It’s obvious, isn’t it: Reduce taxes to stimulate the economy and job creation?
(this post not for economic sophisticates)
Of course, as the simplified story goes, when the state or federal government reduces income taxes, individuals pay smaller amounts of such taxes each paycheck when less is withheld to pay them. With less money taken out of their paychecks, people spend more than they would have otherwise, thereby, creating new demand for goods and services. This new demand snowballs into greater demand that uses up existing production capacity and producers hire new workers to satisfy this new demand. Seems obvious, right?

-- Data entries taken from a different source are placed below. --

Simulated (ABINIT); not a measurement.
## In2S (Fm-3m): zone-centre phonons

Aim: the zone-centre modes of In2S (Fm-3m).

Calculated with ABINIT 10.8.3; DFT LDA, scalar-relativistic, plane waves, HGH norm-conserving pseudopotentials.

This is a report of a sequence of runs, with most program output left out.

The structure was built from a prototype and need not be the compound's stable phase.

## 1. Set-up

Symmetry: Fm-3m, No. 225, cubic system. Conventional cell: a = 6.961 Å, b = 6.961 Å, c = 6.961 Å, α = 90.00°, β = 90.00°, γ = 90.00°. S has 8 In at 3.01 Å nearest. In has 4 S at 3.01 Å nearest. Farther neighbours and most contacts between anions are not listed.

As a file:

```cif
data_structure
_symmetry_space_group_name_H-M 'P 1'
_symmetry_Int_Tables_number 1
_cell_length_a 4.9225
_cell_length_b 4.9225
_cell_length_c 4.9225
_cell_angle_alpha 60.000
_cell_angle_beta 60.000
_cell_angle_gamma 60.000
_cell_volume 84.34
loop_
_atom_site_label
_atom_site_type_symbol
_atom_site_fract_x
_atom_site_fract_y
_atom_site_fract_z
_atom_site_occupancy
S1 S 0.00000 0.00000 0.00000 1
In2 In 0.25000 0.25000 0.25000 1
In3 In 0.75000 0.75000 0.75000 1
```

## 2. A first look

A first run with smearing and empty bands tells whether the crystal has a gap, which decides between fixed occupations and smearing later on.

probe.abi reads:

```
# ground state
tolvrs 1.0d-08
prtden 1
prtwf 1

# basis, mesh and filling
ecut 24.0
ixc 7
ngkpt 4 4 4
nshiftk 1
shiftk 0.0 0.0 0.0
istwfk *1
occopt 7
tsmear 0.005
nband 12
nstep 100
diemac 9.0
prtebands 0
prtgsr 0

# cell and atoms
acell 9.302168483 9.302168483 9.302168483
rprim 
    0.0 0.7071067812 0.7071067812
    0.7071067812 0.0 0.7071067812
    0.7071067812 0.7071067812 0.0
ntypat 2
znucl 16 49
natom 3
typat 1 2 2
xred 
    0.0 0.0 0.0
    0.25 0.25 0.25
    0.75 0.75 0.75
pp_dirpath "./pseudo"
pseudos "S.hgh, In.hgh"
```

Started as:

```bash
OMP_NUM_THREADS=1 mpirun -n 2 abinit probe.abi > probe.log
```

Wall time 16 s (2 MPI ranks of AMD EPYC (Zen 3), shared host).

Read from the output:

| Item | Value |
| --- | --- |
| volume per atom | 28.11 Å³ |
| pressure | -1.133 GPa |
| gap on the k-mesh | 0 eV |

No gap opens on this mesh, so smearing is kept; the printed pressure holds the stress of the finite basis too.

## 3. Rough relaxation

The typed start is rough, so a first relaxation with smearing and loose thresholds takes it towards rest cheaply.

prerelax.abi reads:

Well, it depends on whose taxes we reduce. If we reduce taxes on those who spend all of their income each pay period, then, they will spend all of the money made available by a tax cut immediately. If we reduce taxes on those who save some of their income, then, only some of the new money made available will be spent immediately. In the case of the wealthiest individuals or individuals with the highest pay, a very large portion, if not all of the new money made available will not be spent immediately.
For example, a family of four with an annual income of $70,000 probably saves very little, unless they have a 401k plan, in which case, they may save 3-5% of their income. So, they are likely to spend 95-97% of each reduction in the taxes they pay. A family of 4 with an income of $250,000 is far more likely to save 15-20% of their income. In this case, they are very likely to spend 80-85% of their tax reduction. If we ascend into the higher regions of incomes, say above $3,000,000 per year, not only the quantities change radically, but the nature of the story changes. These individuals save at least half of their incomes and earn most of it from capital gains or dividends, forms of economic rent collection, which are already taxed at lower rates than productive incomes at all but the lowest two rates.
Reducing taxes on these people has no positive effect on economic outcomes for any other groups in the short-term. There may never be a positive effect on economic outcomes from reducing taxes paid by these people. A large portion of their income re-enters the economy only after it’s passed to the next generation through their estates. If structured properly, no taxes will be paid on this estate when it’s distributed to the heirs, or taxes will be paid only by the second generation of heirs.
This simple account of the economic effect of tax reduction is nearly as simple as the obvious account, but it’s more accurate and more helpful in policy design (the ultra-simple version is not helpful, so the helpfulness bar is low). To increase spending in the short-term simply make more money available for families and individuals to spend by having the government reduce income taxes and take less of their incomes. To maximize the benefits and minimize the costs of this action, reduce income taxes on the poor and lower-middle-income workers while increasing, or not decreasing, taxes on the wealthiest and highest-earning individuals. In this way, we can optimize GDP stimulation, job creation and funding government activities? This account is simple, easy to understand and quite reasonable; why do those who would benefit most from it oppose it?
Okay, the big picture is more complex. What about real property, sales, excise, room, entertainment, luxury, estate and taxes on capital gains? Or what should we do with road tolls, room taxes, licensing fees, water treatment facility fees, telephone connection fees, cable fees and all those other fees and taxes we pay every day, year or every 5 years? Funding state and local government is a critical issue that many voters ignore. The consequences of ignoring this issue when electing state and local representatives and other officials are dire, especially in the long-term. Note the differences in the quality of education at all levels among the states and the differences between the quality of education after passing tax limitation measures and before passing such measures (California stands out as an example of the outcomes of such measures). Mitt Romney brought this part of the account to the forefront of discussion when he commented on the 47% of lay-about Americans who pay “no” taxes by inviting the enlightened among us to point out that every American pays at least some of these taxes.
One factor that contributes to the complexity of tax policy is the complexity of the American tax regime. If we simplify this extensively, we can eliminate most of the cost of implementing and monitoring it and improve the results of collection efforts.